Introduction to Scalar and Vector Programming - 2023.2 English

AI Engine Kernel and Graph Programming Guide (UG1079)

Document ID
UG1079
Release Date
2023-12-04
Version
2023.2 English

This section provides an overview of the key elements of kernel programming for scalar and vector processing elements. The details of each element and optimization skills will be seen in following sections.

The following example uses only the scalar engine. It demonstrates a for loop iterating through 512 int32 elements. Each loop iteration performs a single multiply of int32 a and int32 b storing the result in c and writing it to an output buffer. The scalar_mul kernel operates on two input blocks (buffer) of data input_buffer<int32> and produces an output buffer of data output_buffer<int32>.

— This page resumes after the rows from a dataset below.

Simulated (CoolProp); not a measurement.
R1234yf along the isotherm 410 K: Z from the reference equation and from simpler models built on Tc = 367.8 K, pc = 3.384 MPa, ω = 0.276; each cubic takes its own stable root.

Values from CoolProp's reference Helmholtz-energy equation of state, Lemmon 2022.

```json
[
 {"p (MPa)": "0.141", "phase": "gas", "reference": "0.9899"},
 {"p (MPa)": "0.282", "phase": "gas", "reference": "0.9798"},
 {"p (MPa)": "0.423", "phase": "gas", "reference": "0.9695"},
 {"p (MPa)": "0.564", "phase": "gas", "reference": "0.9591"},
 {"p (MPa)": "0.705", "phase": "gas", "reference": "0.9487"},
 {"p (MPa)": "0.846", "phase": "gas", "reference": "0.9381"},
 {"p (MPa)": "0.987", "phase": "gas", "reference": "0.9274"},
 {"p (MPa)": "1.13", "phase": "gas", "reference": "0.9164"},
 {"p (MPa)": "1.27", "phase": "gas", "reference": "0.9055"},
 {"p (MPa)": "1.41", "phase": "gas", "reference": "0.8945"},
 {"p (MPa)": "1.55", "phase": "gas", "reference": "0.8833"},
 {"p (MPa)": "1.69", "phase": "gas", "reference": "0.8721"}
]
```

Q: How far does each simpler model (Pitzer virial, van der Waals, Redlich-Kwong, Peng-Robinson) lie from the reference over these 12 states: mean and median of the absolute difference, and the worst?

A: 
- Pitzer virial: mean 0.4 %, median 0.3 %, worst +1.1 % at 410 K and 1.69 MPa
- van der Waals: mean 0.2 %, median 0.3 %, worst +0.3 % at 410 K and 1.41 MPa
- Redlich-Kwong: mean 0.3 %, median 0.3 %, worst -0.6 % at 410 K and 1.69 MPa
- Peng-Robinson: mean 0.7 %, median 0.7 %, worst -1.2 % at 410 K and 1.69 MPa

Buffers are accessed through scalar and vector iterators. For additional details on the buffer APIs, see Streaming Data API.

void scalar_mul(input_buffer<int32> & data1,
			input_buffer<int32> & data2,
			output_buffer<int32> & out){
        auto pin1 = aie::begin(data1);
        auto pin2 = aie::begin(data2);
        auto pout = aie::begin(out);
	for(int i=0;i<512;i++)
	{
		int32 a=*pin1++;
		int32 b=*pin2++;
		int32 c=a*b;
		*pout++ = c;
	}
}

The following example is a vectorized version for the same kernel.

void vect_mul(input_buffer<int32> & __restrict data1,
			input_buffer<int32> & __restrict data2,
			output_buffer<int32> & __restrict out){
        auto pin1 = aie::begin_vector<8>(data1);
        auto pin2 = aie::begin_vector<8>(data2);
        auto pout = aie::begin_vector<8>(out);
	for(int i=0;i<64;i++)
	chess_prepare_for_pipelining
	{
		aie::vector<int32,8> va=*pin1++;
		aie::vector<int32,8> vb=*pin2++;
		aie::accum<acc80,8> vt=mul(va,vb);
		aie::vector<int32,8> vc=srs(vt,0);
		*pout++ = vc;
	}
}

Note the data types vector<int32,8> and accum<acc80,8> are used in the previous kernel code. The buffer API begin_vector<8> returns an iterator that will iterate over vectors of 8 int32s and stores them in variables named va and vb. These two variables are vector type variables and they are passed to the intrinsic function mul which outputs vt which is a accum<acc80,8> data type. The accum<acc80,8> type is reduced by a shift round saturate function srs that allows a vector<int32,8> type, variable vc, to be returned and then written to the output buffer. Additional details on the data types supported by the AI Engine are covered in the following sections.

The __restrict keyword used on the input and output parameters of the vect_mul function, allows for more aggressive compiler optimization by explicitly stating independence between data.

chess_prepare_for_pipelining is a compiler pragma that directs kernel compiler to achieve optimized pipeline for the loop.

The scalar version of this example function takes 1055 cycles while the vectorized version takes only 99 cycles. As you can see there is more than 10 times speedup for vectorized version of the kernel. Vector processing itself would give 8x the throughput for int32 multiplication but has a higher latency and would not get 8x the throughput overall. However, with the loop optimizations done, it can get close to 10x. The sections that follow describe in detail the various data types that can be used, registers available, and also the kinds of optimizations that can be achieved on the AI Engine using concepts like software pipelining in loops and keywords like __restrict.